Federal transparency clouded in uncertainty

The proposed budget cuts that would shutter Data.gov sparked a debate about what would be lost.

The latest budget battles are putting an existential squeeze on federal websites such as Data.gov and USAspending.gov, which has drawn supporters and critics into a debate about the goals, value and effectiveness of sites intended to promote government transparency.

In the face of a proposed $27 million reduction in the E-Government Fund that pays for the sites, Rep. Darrell Issa (R-Calif.), chairman of the House Oversight and Government Reform Committee, made a personal pledge to keep them operating.

“The specific funding goes away, but reprogramming authority would still be available," Issa said during a panel discussion hosted by the Association of Government Accountants, as reported by Federal News Radio. "Our view is, on a case-by-case basis, we will be able to keep them open."

Issa is hardly a fan of every Obama-era Web initiative. In August 2010, he accused the administration of using federal websites such as Recovery.gov as propaganda to advance the president’s political agenda.

But Issa’s across-the-aisle support for Data.gov and USAspending.gov drew praise from John Wonderlich, policy director at open-government advocacy group Sunlight Foundation. Wonderlich wrote on the organization’s blog that few lawmakers have been willing to support the sites during the recent budget fights.

“If we entirely defund USAspending or Data.gov, we wouldn't be erasing an 'Obama initiative' as much as we'd be removing the only portal to federal grants and contracts or shutting down the clearinghouse for federal bulk data access,” Wonderlich writes. “Transparency reform often functions through political incentives, but it isn't a political phenomenon. It's a democratic phenomenon.”

Laudable intentions and lofty language aside, others have questioned whether the federal transparency sites are accomplishing much.

A website called Nerd Collider hosted a discussion about Data.gov earlier this month and kicked it off by pointing out that the number of unique visitors to the site has plateaued at about 10,000 per month.

Kate Ray, Nerd Collider's co-founder, summarized the results of the online discussion by highlighting questions raised about who the site’s users are, why it's so hard to use and how the site’s supporters measure success. “It’s unclear whether Data.gov is aimed at journalists, academic researchers, entrepreneurs or special-interest groups,” Ray writes.

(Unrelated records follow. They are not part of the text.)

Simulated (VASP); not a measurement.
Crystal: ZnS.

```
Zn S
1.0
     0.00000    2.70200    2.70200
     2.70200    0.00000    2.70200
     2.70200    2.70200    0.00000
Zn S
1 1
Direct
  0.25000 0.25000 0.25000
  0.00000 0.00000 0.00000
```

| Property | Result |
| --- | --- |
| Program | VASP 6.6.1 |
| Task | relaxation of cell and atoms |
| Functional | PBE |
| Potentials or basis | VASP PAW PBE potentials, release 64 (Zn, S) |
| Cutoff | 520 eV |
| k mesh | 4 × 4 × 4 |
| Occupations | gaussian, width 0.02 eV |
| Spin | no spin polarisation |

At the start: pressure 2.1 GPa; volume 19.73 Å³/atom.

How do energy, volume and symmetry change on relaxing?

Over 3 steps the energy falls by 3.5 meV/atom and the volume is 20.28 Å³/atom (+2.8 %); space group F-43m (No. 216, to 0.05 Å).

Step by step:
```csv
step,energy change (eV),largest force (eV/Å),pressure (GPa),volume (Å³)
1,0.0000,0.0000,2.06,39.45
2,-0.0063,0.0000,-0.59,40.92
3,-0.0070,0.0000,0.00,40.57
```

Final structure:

James Hendler, a professor and an artificial intelligence researcher at Rensselaer Polytechnic Institute and an adviser to the Data.gov team, defended the site during the Nerd Collider discussion. However, he said there is room for improvement. He said tracking the number of unique visitors is misleading. The more important measurement is how often data is downloaded from the site, and that occurred 100,000 times in February, the most recent month for which figures were available.

The real value of Data.gov is what those 10,000 visitors per month don’t see, and that could be lost if the sites go dark, writes Harlan Yu on the "Freedom to Tinker" blog, hosted by Princeton University's Center for Information Technology Policy.

Data.gov “plays a crucial behind-the-scenes role, setting standards for open data and helping individual departments and agencies live up to those standards,” Yu writes. He said the loss of the program would negatively affect the quantity and quality of government data posted in the future.